SG: I'm a big movie fan, though my wife will tell you that I hate almost all of them.

11. How has the internet changed how you do business?

MC: This book would not exist without the internet. I've never met in person with Scotty, Ben, Joe, Matt, or Danny. But I made a comic book with Scotty, Ben, Joe, Matt, and Danny. I don't think any of us live in the same state as the others. Without looking it up (forgive me fellas) AZ, OR, MA, MN, CA, and Danny across the pond in the UK.

SG: It makes business possible. We know all of the guys contributing to the book through deviantART. Our printer, Ka-Blam, sells our book online through IndyPlanet. The internet makes self-publishing an option for anyone willing to put in the work.

12. Raygun or jetpack?

MC: I've always wanted to fly, but ever since the Rocketeer, I've been worried about burning the back of my legs. So i guess I'd go raygun...actually screw my legs, I wouldn't need them, I'd have a jetpack.

SG: Raygun. I don't like heights.

13. Domino mask or cowl and cape?

MC: Gotta go domino mask

SG: Domino mask.

14. Lone adventurer or Team leader?

MC: Lone adventurer

SG: Working in a vacuum stinks, but I don't think of myself as a leader. So I choose C.

15. Underwater or underground secret headquarters?

MC: Underground

SG: Underground. I also don't like the water.

16. Favorite movie serials...

MC: From the few that I've actually seen? I really dug the Lone Ranger when I was a kid and always like Sherlock Holmes stuff. If it counts, the Fleischer Superman cartoon STILL gets me all nostalgic.

SG: My dad used to have some VHS tapes of the first Batman serial. I always thought those were cool. I've got the Captain Marvel series on my Netflix queue. Indiana Jones counts, right?

17. Moment you understood that comics and art was what you wanted to do?

MC: I wish I could nail that down to one moment in time, but I don't remember. I think I finally resolved to that fact when I realized I couldn't draw a whole cartoon on my own.

SG: The moment I realized that the Teenage Mutant Ninja Turtles started as a comic book.

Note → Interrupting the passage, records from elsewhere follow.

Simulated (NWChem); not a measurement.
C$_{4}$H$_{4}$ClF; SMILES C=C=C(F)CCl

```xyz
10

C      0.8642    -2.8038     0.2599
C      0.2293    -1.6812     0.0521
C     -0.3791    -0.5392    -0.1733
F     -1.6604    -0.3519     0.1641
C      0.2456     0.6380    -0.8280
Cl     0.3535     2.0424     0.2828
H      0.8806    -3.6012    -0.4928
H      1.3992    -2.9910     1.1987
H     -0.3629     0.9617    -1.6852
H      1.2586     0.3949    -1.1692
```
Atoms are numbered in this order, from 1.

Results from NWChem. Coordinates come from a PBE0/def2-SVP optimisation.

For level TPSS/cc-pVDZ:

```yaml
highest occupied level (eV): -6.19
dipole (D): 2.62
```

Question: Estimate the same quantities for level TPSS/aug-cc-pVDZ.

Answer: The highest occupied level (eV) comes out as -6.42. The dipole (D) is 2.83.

18. What's a typical work day like?

MC: Go to work, work at a hump job, come home to do the whole "wife and kids" thing, and fit in as much nerdity as possible in the gaps.

SG: I work a day job from 8-5, come home and spend time with my wife and son, and then draw or write until I can no longer see straight.

19. What more is coming from the guys at Mysterious Adventures?

MC: Without giving away anything specific...more Flying Phantom, superhero vigilantism, more mythology, more folklore, more fun.

SG: Hopefully a lot. We're collecting stuff for the Summer issue now. There's a nice Cloak story in that one. There may be other Flying Phantom and Green Ghost stories in future issues. We'll see.

Buy their pulp here.


scottygod said...

Thanks for the pub, Bill! Matt and I agreed on almost everything. That's kinda surprising.

mattcrap said...

That was great, Bill. Thanks a bunch man- your massive bribe is in the mail!


Duane Spurlock said...

Fun interview, Bill. These guys are Right On about the wonders of Silver Age comics. Every now and then, out of the blue, a Sudden Nostalgia for those things just rolls over my like a fog. And it's not just the obvious DC and Kirby Marvel stuff that pops into my head: the Wally Wood-helmed Tower Comics work really pulls at me, as does Archie Goodwin and Johnny Craig's run on Iron Man. Great work, guys!